A BIDDING war has broken out for US computer maker Dell as two new acquisition offers emerged in competition with the private buyout led by founder Michael Dell.
The company said the offers were from billionaire corporate raider Carl Icahn and investment fund Blackstone Group.
Both proposals "could reasonably be expected to result in superior proposals", but further study is needed, Dell said in a statement on Monday.
Dell said its special committee, which had set a Friday deadline, would continue negotiations on both offers.
"We are gratified by the success of our go-shop process that has yielded two alternative proposals with the potential to create additional value for Dell shareholders," said special committee chairman Alex Mandl.
"We intend to work diligently with all three potential acquirers to ensure the best possible outcome for Dell shareholders."
The new offers suggest Dell could bring a higher value that the $US24.4 billion ($A23.5 billion) proposed in the initial buyout offer, analysts said.
The initial offer amounted to $US13.65 per share, but Brian White at Topeka Capital Management said bids could go considerably higher.
"With three forces at work, we believe a higher buyout bid is in the cards and we continue to believe that an $US18 (per share) buyout price for Dell makes sense; however, it is unlikely that this price level will occur in the first round of bidding," White said in a note to clients.
In February, the company unveiled plans to go private in a private equity buyout led by founder Dell, backed by equity investment firm Silver Lake and a loan from Microsoft.
According to the details released Monday, Blackstone proposed a "leveraged recapitalisation" which would offer existing shareholders $US14.25 per share but allow those who want to hold onto the shares to be able to do so.
Under the deal, shares would remain publicly traded on the Nasdaq.
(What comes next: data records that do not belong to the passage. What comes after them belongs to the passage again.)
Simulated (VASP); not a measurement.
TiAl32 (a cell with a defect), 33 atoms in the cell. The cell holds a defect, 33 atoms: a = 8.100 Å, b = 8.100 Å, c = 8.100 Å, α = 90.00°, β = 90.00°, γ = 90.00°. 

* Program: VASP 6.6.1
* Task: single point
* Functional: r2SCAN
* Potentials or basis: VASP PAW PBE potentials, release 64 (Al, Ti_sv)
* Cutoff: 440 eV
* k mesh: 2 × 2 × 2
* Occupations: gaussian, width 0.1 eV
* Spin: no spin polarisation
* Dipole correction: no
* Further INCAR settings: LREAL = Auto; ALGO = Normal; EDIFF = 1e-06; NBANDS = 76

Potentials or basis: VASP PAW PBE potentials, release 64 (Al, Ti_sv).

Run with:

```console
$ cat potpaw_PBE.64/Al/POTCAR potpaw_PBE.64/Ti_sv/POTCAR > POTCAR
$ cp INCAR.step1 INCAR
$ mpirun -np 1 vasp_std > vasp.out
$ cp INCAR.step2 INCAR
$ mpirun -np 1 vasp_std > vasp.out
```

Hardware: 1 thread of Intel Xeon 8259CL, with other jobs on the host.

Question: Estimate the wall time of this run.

The Icahn offer would inject an additional $US5 billion into Dell, paying $US15 per share, allowing the company to remain publicly traded but under new control.
The existing shareholders would have their shares rolled over into a new company, with Icahn controlling 24.1 per cent, Southeastern Asset Management 16.6 per cent and T Rowe Price 9.3 per cent. The two investment firms had opposed the initial buyout offer.